Post Heist
Josh Marshall, Talking Points Memo blogger, and Max Sawicki, blogger behind the page, MaxSpeak, You Listen, have been egging each other on to new levels of expository watchdogging.
My wife, Loretta, belongs to a Net Flix service that has been filling her requests for "heist" movies recently. In the last few weeks we have seen, The Italian Job, The Heist, The Score, and Oceans Eleven.
Marshall was jogged by the idiotic and self-contradictory character (not to mention the questionably unConstitutional quality) of our Fearless Leader's recent visit to West Virginia on the Privatization Tour.
In an AP article covering the event, journalist Deb Reichmann wrote
Mulling over the implications of W's message, Josh Marshall reflected on just how many worthless "pieces of paper" in the form of U.S. Treasury Notes in the Social Security Trust Fund were put there by President Bush. Besides checking in with the Bureau of Public Debt on some other relevant Bush administration numbers, Marshall's idle query was taken up and computed by Max Sawicky.
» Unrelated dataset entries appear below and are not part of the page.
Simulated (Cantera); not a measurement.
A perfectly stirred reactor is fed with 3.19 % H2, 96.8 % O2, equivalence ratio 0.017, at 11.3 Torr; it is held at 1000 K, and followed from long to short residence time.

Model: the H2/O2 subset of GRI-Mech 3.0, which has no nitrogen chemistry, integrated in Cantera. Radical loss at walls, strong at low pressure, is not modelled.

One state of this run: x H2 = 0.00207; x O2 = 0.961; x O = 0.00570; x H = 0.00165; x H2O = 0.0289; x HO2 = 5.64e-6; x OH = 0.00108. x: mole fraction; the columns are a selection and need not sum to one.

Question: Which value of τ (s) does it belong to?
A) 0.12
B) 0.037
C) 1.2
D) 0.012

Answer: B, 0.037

To dramatize Social Security's future solvency problem, the president peered into the four-drawer ivory cabinet inside the Bureau of Public Debt office here along the Ohio River. In the second drawer was a white three-ring binder filled with pieces of paper providing physical evidence of $1.7 trillion in Treasury bonds that back Social Security benefits.
"Imagine," Bush said in a speech a short time later at West Virginia University at Parkersburg. "The retirement security for future generations is sitting in a filing cabinet.
"It's time to strengthen and modernize Social Security for future generations with growing assets that you can control, that you call your own — assets that the government can't take away."
The answer, according to Sawicky, is $639 billion. In other words, approximately 1/3 of all the "worthless IOU's" in the Social Security Trust Fund have been put there by President George W. Bush, the President who said, "There is no Trust Fund."
Whatever the outcome of the Budget and Privatization debate, one thing is certain, Bush has turned the tables on Ronald Reagan. The President who made is his name in film is about to be outstarred in the greatest true-crime reality show ever conceived by the culture of mass media consumption: The Social Security Trust Fund heist.
Move over Brando, DeNiro, George Clooney and Edward Norton, Jr. Move over Ronald Reagan. George W. Bush is about to take public spectacle -- specifically in the form of the "heist," to a new level.